My childhood was unique for its time. My father played just as important a role in my upbringing as my mother. Dad shuttled me to soccer games, dropped me off at play dates, and pushed me to achieve academic greatness. At the time, I didn’t realize it was unusual for a father to be so integrated in his children’s daily lives. I also didn’t appreciate the intellectual significance my father’s influence could provide, given that researchers concluded that children who spend more time with their fathers have higher IQ’s and improved career success.

Times have changed, and 46% of fathers researched in a 2012 survey said they spend more time with their own children than their fathers spent with them as a child. All across the nation, dads who are able to be home for bedtime are tucking in their children with a story, probably not even realizing that a Harvard study found that when fathers read to children, those children, particularly girls, benefitted more in their language skills than if just mom were reading to them. Children who are fortunate to have involved fathers are actually more likely to receive A’s on their report cards. In schools from Baywood, California to West Orange, New Jersey, proactive dads have become active participants during parent teacher conferences and created father associations to help sponsor and support school activities. These lucky dads are recognizing and appreciating the value of the time they spend with their kids, and children are achieving more academic success as a result of their dad’s involvement with their school.

Behavioral psychologist Dr. Gail Gross has noted the importance of fathers’ roles:

Studies show that if your child’s father is affectionate, supportive, and involved, he can contribute greatly to your child’s cognitive, language, and social development, as well as academic achievement, a strong inner core resource, sense of well-being, good self-esteem, and authenticity.

Jerry, a retired military officer, spends much of his week raising his son. He volunteers for lunch duty, gets his son ready for school, and escorts him to after school activities. To him, role model is his most important duty:

Throughout my professional career, I had the honor and privilege of holding many different ranks, titles, positions and various levels of responsibility. However the greatest one came when I became a dad. I also become a hero and a hero gives everything to something greater and that’s my son…

Beyond their school participation, U.S. dads are spending time with their kids on athletic fields across the country. A youth’s sports study showed that 85 percent of children’s coaches are fathers coaching their own kids. Many fathers consider coaching a hallmark of their relationship with their children and view the experience as an opportunity to teach important lessons like perseverance:

Being a coach was just part of my blueprint of what kind of dad I wanted to be. I love watching them learn . . . and persevere. . . . Honestly, sometimes I think I get more out of it than they do!
Sean Folkson – Founder & CEO, NightFood, Inc.

In addition, many fathers have realized how invaluable and fleeting their time is with their kids. Bob, a hedge fund manager, spends almost all his free time with his family. He wants to make sure he is there every step of the way in his children’s development: “You blink, and your kids are grown up. If I’m at work all the time or out with friends, I feel like I’m missing out on things I will never have again – the experience of raising our children as a family unit. ”

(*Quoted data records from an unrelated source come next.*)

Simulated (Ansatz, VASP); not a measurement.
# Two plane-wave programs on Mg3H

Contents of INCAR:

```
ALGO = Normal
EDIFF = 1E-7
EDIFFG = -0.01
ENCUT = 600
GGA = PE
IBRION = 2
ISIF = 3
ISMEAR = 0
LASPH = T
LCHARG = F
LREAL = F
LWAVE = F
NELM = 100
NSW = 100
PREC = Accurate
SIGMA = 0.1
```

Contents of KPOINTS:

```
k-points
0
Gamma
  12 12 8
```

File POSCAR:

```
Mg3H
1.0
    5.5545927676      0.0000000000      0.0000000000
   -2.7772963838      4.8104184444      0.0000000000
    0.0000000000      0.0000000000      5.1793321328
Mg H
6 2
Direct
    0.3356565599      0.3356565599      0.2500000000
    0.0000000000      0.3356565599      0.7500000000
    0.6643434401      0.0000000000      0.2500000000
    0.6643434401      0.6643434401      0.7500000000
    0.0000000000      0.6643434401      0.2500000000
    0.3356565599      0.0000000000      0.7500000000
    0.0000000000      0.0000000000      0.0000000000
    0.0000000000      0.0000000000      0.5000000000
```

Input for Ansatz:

As today’s U.S. children grow up, they see their father not just a breadwinner, but also as an essential touchstone in their daily lives. As noted in a Bringham Young study, it is a father’s involvement in the day-to day-family activities – playing, watching tv together, relaxing – that is truly significant in terms of family happiness. For those blessed children reaping the benefits of an involved father, the American father is no longer just respected; he is influential, adored and admired.